India's electricity system has transitioned from chronic shortages to managing grid utilization as renewable energy capacity explodes. Despite a 15% annual growth in clean energy, coal-fired power remains the backbone, supplying over 76% of generation. Challenges now lie in distribution, grid stability, and integrating industrial captive power.

India's Energy Landscape Evolves

India's power sector is navigating a complex new era, moving past widespread shortages to focus on efficient utilization and grid management. Rapid expansion of renewable energy sources has significantly reshaped the generation mix, yet coal continues to serve as the nation's essential energy backbone.

Installed electricity generation capacity reached 441.97 gigawatts (GW) as of March 2024, with total power generation exceeding 1,734 billion units (BU). This marks a structural shift driven by clean energy expansion, which saw renewable capacity (excluding large hydro) climb to 143.64 GW from just 34.99 GW a decade prior. This represents a compound annual growth rate exceeding 15 percent.

Renewables' Capacity vs. Contribution

Despite the impressive surge in renewable capacity, which now constitutes over one-third of installed utility capacity, these sources contributed only about 14 percent of utility electricity generation in 2023-24. This highlights a growing disparity between installed capacity and actual energy delivered.

Coal's Enduring Dominance

Thermal power, predominantly coal-fired, remained the cornerstone of India's electricity supply. It generated 1,326.5 billion units in 2023-24, accounting for more than 76 percent of total utility generation. Although coal's absolute output is increasing, its share in installed capacity has declined due to accelerated renewable additions and moderating demand growth.

Emerging Dual Power System

The data illustrates India's developing dual power system. Renewables are increasingly fulfilling capacity expansion targets, meeting peak demand, and adhering to renewable purchase obligations. Concurrently, coal supplies the bulk of round-the-clock energy and ensures grid stability. Historic power deficits have largely been overcome, with energy shortages narrowing to approximately 0.1 percent and peak shortages effectively eliminated.

Shifting Bottlenecks and Industrial Power

The primary bottleneck has now shifted from generation capacity to urban distribution networks, operational reliability, and localized congestion, exacerbated by changing demand patterns. Captive power generation, largely coal-based and exceeding 235 billion units annually, poses a challenge. The iron and steel sector alone generates over 60 billion units from its own plants, creating a parallel carbon-intensive grid.

Consumption Trends and Infrastructure Gains

Total electricity generation from utilities saw a 7.2 percent year-on-year increase in 2023-24. Per capita electricity consumption rose to 1,400 kilowatt-hours. While industry remains the largest consumer, domestic and agricultural demand collectively account for over 41 percent, with electrified transport and irrigation showing rapid growth.
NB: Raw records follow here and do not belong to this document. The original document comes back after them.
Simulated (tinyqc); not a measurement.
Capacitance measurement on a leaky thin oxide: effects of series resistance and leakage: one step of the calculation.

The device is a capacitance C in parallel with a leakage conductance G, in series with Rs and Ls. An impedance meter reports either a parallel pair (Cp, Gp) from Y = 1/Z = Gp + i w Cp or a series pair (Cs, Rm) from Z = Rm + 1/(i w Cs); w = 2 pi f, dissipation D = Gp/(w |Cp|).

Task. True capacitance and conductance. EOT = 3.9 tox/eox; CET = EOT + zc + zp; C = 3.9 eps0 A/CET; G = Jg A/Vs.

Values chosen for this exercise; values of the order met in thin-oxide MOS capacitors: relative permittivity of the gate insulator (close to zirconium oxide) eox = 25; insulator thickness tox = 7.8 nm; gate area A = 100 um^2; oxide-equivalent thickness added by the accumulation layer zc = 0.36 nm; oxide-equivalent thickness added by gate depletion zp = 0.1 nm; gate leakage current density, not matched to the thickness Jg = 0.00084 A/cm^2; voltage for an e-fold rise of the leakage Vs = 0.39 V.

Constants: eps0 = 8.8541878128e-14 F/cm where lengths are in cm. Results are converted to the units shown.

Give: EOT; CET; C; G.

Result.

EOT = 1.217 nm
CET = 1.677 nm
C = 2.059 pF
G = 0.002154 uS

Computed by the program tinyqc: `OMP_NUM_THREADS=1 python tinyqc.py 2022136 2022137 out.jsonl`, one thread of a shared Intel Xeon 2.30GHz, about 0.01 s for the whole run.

Transmission and distribution losses have significantly decreased to 17.6 percent, a notable achievement. However, regional disparities persist, with the Northeastern region reporting 20.1 percent losses. The nation's power infrastructure has expanded considerably, with transmission and distribution lines now spanning 14.7 million circuit kilometers. Village electrification has reached 100 percent.

Future Focus: Efficiency and Integration

The data indicates India's energy transition is entering a new phase focused on efficient utilization, strengthening urban delivery, integrating storage solutions, and addressing coal-heavy captive power generation. Managing coal's transition from a growth driver to a balancing backbone will be critical for meeting reliability and climate goals.